Exactly-Once Processing

Exactly-once processing means every message in a system is processed one time and only one time. No messages are lost, and no messages cause duplicate side effects. It's the ideal guarantee for any system that handles payments, state changes, or business-critical events.

Why exactly-once delivery is impossible

Here's the hard truth: exactly-once delivery over a network is theoretically impossible. The reason is the Two Generals Problem — a fundamental result in distributed computing.

Imagine a sender delivers a message and the receiver processes it successfully. The receiver sends an acknowledgment back. But the sender has no way to know if the ack was lost in transit. If it was, the sender retries, and now the receiver has the message twice. If the sender doesn't retry, and the original message was the one that was lost, the receiver has it zero times.
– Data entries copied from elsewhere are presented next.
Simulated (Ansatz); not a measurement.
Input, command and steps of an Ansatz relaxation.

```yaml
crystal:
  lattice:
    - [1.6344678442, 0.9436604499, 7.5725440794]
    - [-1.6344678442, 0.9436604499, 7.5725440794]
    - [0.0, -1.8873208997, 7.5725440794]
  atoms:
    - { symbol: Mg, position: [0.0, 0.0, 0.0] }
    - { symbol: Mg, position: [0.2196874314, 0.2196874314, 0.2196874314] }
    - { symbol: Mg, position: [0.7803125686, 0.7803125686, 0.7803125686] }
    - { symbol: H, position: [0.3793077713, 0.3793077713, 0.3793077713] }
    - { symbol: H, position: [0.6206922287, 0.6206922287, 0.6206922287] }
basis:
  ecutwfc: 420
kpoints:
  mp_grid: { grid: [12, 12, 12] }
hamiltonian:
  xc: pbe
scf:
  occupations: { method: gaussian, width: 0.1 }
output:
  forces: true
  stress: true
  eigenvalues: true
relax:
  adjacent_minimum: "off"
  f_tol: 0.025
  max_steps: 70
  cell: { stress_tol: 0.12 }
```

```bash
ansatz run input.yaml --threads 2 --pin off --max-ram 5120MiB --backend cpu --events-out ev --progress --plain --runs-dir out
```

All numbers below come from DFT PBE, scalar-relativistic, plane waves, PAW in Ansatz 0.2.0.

You can add more acks (ack the ack), but each additional step has the same problem. At some point, a network message is in flight with no confirmation, and either side must make a decision without certainty. This is not a bug in any particular system — it's a mathematical impossibility when communicating over an unreliable channel.

What systems actually achieve

When a system claims "exactly-once semantics," what it actually provides is:

At-least-once delivery + idempotent processing = exactly-once semantics

The transport layer guarantees every message is delivered at least once (retrying as needed). The application layer ensures that processing the same message multiple times has the same effect as processing it once. The result looks like exactly-once from the outside, even though duplicates may have been delivered and silently discarded.

Implementation patterns

Idempotency keys

Assign a unique key to each message (a UUID, event ID, or hash of the payload). Before processing, check a deduplication store. If the key exists, skip processing and return the cached result. If not, process the message and store the key. This is the pattern Stripe uses for payment idempotency.

Deduplication tables

Maintain a database table of processed message IDs. Before any side effect, check the table in the same transaction as the business logic. This prevents both duplicates and race conditions when two copies of the same message arrive simultaneously.

Transactional outbox

When a service needs to update its database and publish an event, write both the database change and the outbound event to the same database in a single transaction. A separate process reads the outbox table and publishes the events. This ensures the event is published if and only if the database change is committed — no orphaned events, no lost events.

Database upserts

For state changes, use INSERT ... ON CONFLICT UPDATE keyed on a natural identifier. Running the same upsert twice produces the same final state. This is the simplest form of idempotent processing for database writes.

Kafka's exactly-once semantics

Apache Kafka is one of the few systems that explicitly advertises exactly-once semantics (EOS). It achieves this through a combination of:

• Idempotent producers — each producer is assigned a unique ID, and the broker deduplicates messages based on producer ID and sequence number
• Transactions — a producer can atomically write to multiple partitions and commit consumer offsets in a single transaction
• Read-committed consumers — consumers only see messages from committed transactions

Even Kafka's EOS is ultimately at-least-once delivery with built-in deduplication. The "exactly-once" is at the processing semantics level, not the network delivery level.

The practical approach

Don't try to build a transport layer that never sends duplicates — it's impossible. Instead, accept that duplicates will happen and make them harmless:

• Use at-least-once delivery to ensure nothing is lost
• Store a deduplication key with every processed message
• Wrap deduplication checks and business logic in database transactions
• Design state changes as upserts or last-write-wins where possible
• For webhook consumers: use the event ID from the provider as your deduplication key

FAQ

Is exactly-once delivery possible?

No. Exactly-once delivery over an unreliable network is mathematically impossible (Two Generals Problem). What systems achieve is exactly-once processing — at-least-once delivery combined with idempotent consumers that discard duplicates. The end result is the same: every message is processed once and only once.

How do you achieve exactly-once processing?

Use at-least-once delivery (retries until acknowledged) and make your consumers idempotent. Before processing each message, check a deduplication store using the message's unique ID. If it's already been processed, skip it. Wrap the check and your business logic in a database transaction to prevent race conditions.

What is the Two Generals Problem?

The Two Generals Problem is a thought experiment that proves two parties cannot reach agreement over an unreliable communication channel with guaranteed certainty. In messaging terms: a sender can never be 100% sure the receiver got the message, because the acknowledgment itself can be lost. This is why at-least-once (with retries) or at-most-once (without retries) are the only achievable delivery guarantees.

Exactly-once processing is built on at-least-once delivery — the transport retries to prevent data loss — combined with idempotent consumers that make duplicates harmless. It's the opposite of at-most-once delivery, which avoids duplicates by accepting data loss. In practice, every reliable webhook handler and background job processor should implement exactly-once semantics.